18.2.16

Throwback Thursday: Character Psychology 101: Emotional abuse is not romance

character psych 101

relationships


If you've been a long time follower, you may remember this feature.  It combines my passion for and expertise in psychology with my love for books!  And I want to bring it back.  Every post I'll have a different topic linking psychology (with actual real facts from research!) to popular fiction.  Hopefully this will be interesting as both a deeper discussion of the novel, as well as teaching you something you may not have known.  To kick off the renewal of this topic, I'd like to share the first Character Psych 101 post. 


twilight & abusive relationships



So, let’s imagine a relationship between two people, a boy and a girl in high school. They meet and there’s instant attraction. The boy oscillates between flirting with the girl and telling her to stay away from him. Eventually he gives in. They date. She spends all of her time with him. Her family and friends don’t know where she goes or what she does with him. He disapproves of some of her close friends and tries to get her to stop seeing them. He tells her what to do because he wants to keep her safe. They alternate between blissful making out and extreme fights. He’s her only world. She’s his source of redemption.
 

Anyone else creeped out yet? Because this describes Bella and Edward in Twilight, as well as many of the relationships that are pop up in teen, young adult, or new adult romance.  (I'm going to pick on Twilight because it's popular enough to have some armor and because it's almost universally familiar to people.)  It also describes your garden-variety abusive relationship. 

And it’s not romantic. It’s not sweet. It’s glorifying a controlling union in which the boy is free to be possessive and authoritarian because it’s seen as sweet, caring, insert more delusional crap here. It’s sick. And it’s giving teen girls a very twisted idea of an ideal relationship. Girls aren’t guilt-free either. Our heroines are often guilty of many of the same controlling, possessive behaviors--and tend to get called out on it less.
 

This isn't new.  This isn't groundbreaking.  But how many times do we have to talk about this before people start getting the hint?  Twilight.  Hush, Hush.  The Vampire Diaries.  50 Shades of Gray.  The D.U.F.F.    Don't make me keep listing.



Sure, you don’t see a lot of YA heroes out there hitting their girlfriends. Most people know how to recognize that kind of abuse. But what about emotional abuse? Let’s take a look.


Common types of emotional abuse courtesy of The Hotline, and some Twilight examples:

  • Calls you names, insults you, or criticizes you

  • Does not trust you and acts jealous or possessive -- This is hugely common in YA. Edward gets annoyed that Jacob gives Bella a present (Twilight). Yeah, all people get jealous, but Edward's reaction to Jacob's affections for Bella are over-the-top and don't give Bella the agency to handle the situation herself.   

  • Tries to isolate you from family or friends -- Sounds extreme, right? Well, what about Edward disabling Bella’s truck so that she couldn’t go visit Jacob? Pretty creepy.

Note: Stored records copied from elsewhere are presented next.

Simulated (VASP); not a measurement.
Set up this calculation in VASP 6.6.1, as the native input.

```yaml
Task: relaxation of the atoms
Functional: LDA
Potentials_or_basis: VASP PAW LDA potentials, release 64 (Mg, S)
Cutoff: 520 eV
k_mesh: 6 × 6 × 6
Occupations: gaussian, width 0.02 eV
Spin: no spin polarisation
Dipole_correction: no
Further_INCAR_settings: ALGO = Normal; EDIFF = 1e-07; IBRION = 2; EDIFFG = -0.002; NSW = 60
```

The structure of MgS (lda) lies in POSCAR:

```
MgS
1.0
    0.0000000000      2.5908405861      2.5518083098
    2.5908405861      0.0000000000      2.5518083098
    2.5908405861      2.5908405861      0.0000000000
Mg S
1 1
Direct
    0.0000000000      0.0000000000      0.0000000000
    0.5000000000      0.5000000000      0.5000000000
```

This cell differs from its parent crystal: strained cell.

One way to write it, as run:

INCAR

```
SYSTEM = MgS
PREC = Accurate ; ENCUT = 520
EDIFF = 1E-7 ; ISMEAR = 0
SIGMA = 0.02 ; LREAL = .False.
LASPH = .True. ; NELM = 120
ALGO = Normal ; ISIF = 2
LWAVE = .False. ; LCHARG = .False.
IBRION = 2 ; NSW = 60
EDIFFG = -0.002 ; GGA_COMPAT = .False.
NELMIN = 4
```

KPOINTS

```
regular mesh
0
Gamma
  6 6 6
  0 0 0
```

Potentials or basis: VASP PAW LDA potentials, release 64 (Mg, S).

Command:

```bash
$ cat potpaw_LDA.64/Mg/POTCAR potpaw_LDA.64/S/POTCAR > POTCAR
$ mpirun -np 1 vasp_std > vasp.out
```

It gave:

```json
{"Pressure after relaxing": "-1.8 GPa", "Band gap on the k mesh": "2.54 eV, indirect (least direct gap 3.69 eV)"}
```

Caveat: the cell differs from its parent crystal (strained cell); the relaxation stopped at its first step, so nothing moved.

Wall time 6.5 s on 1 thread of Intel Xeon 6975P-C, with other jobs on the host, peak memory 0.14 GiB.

  • Monitors where you go, who you call, and who you spend time with -- See above about the truck. Also all of Edward’s annoyance over Bella’s relationship with Jacob. Even telling her to stay away from him.   

  • Punishes you by withholding affection

  • Expects you to ask permission -- Edward gets super annoyed every time Bella goes off and does something risky on her own without telling him first.   

  • Humiliates you in any way
  • Monitors your communication -- Spying on your partner's cell phone is not cool.


These are just some examples , but the fact that they’re part of a relationship portrayed as desirable and ideal is worrisome. What’s wrong with healthy relationships built on mutual trust? It's fine for books to portray abuse, but when it's done uncritically and in the guise of idealized romance, it sends a dangerous message about women should want and expect. 


And it's dangerous.  Emotional abuse damages a person's self-esteem over time.  It can isolate people from friends and family to the point where their partner is their only meaningful relationship, and they have no where else to turn.  Maybe Edward preventing Bella from seeing Jacob is seen as a harmless mistake in the book, but if a guy did that in real life, it's almost certainly a sign of controlling, coercive behavior.  While Edward thankfully didn't ridicule or demean Bella, this is one of the most common (and damaging) parts of emotional abuse.  Both in research and in anecdotes from battered women I've worked with, many assert that they'd rather have their partner hit them than verbally attack them--the emotional abuse felt worse and the effects lasted longer. 


While Edward and Bella's relationship doesn't show some of the most severe kinds of abuse, it's full of incidents and red flags that are characteristic of abusers.  It's often these "lesser" forms of abuse that eventually escalate into more violent forms.  By that time, the woman or man feels trapped. 

Discussion:

 


What are some examples of abusive relationships or behavior in YA and teen books?
What characters fit the abuser profile? 
What are some examples of healthy relationships in YA and teen books?



Other Links:


Twilight and the Abuse Checklist: In which a clever reader goes through the abuse checklist and finds that Edward and Bella fit nearly all of the warning flags.
Relationship violence in Twilight -- In which a psychologist discusses how Bella is the prototypical woman at risk for abuse.
Bad Romance -- A fantastic post about YA novels, particularly Hush, Hush by Becca Fitzpatrick, and rape culture.





3 comments:

  1. So true! I cannot stand YA books with unhealthy relationships, and there are a lot of them. The worst I've read is Beautiful Disaster by Jamie McGuire. That book was SUCH a horrible example of a relationship. And people love that book. So bad.

    One of the best relationships I've seen is in Emmy & Oliver by Robin Benway. They support each other and encourage each other to explore their interests apart from each other. So healthy!

    Great post!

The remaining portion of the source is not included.